The Biotechnology Industry Organization (BIO) and a group of renewable chemical companies and state advocacy organizations today wrote to the chairpersons and ranking members of the House and Senate Committees on Agriculture, urging passage of a five-year Farm Bill that includes the Senate’s language on the Energy Title. Title IX of the Senate-passed version of the Farm Bill (S.954) provides vital mandatory funding to USDA energy programs and grants renewable chemicals companies long-overdue access to the Biorefinery Assistance Program and the Biomass Research and Development Program.

Fifty renewable chemical companies and associated trade organizations signed the first letter, which read in part:

“As leading domestic biomanufacturing businesses and supporting organizations, we urge you to support strong rural energy and biobased economy policies in the Farm Bill conference report. In particular, we ask that you include in the conference report Title IX of the Senate-passed Agriculture Reform, Food, and Jobs Act of 2013, S. 954, which reauthorizes rural energy and biobased economy programs through 2018, provides $900 million in mandatory funding for core Title IX programs, and makes key policy improvements that will allow the renewable chemical and biobased products sectors to continue on its trajectory of growth.”
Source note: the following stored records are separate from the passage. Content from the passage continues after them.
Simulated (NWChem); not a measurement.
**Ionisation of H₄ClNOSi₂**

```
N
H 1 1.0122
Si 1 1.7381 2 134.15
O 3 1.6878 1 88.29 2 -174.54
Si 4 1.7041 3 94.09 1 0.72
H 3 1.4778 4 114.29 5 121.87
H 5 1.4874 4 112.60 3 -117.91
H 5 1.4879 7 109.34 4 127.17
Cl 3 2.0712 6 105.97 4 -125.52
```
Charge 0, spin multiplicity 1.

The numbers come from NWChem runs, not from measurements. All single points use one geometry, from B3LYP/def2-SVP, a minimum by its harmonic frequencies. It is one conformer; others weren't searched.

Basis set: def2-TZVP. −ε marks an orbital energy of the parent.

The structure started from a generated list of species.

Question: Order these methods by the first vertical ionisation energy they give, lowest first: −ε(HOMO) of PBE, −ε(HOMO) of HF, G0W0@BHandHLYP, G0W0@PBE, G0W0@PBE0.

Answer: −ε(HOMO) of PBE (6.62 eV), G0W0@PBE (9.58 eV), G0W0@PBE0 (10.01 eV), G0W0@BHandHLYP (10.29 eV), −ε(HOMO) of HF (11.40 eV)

BIO separately wrote to the Committee chairpersons and ranking minority members to emphasize the request for a new five-year Farm Bill, rather than another one-year extension:

“The current extension, which was signed into law early in 2013 and will expire on September 30, provides no mandatory funding for Title IX energy programs and contains no key renewable chemical reforms. The lack of certainty associated with a short-term Farm Bill extension is a disincentive to investors and to biotechnology company leaders seeking to make lasting business decisions that will create U.S. jobs and reinvigorate America’s manufacturing sector.”

The Senate-passed Agriculture Reform, Food, and Jobs Act of 2013 (S.954) contains well-thought-out and balanced improvements to: (1) provide long-overdue eligibility to renewable chemicals under the Section 9003 Biorefinery Assistance Program and Section 9007 Biomass Research and Development Program; and (2) strengthen the Biobased Markets Program to accelerate market awareness of biomanufacturing technologies.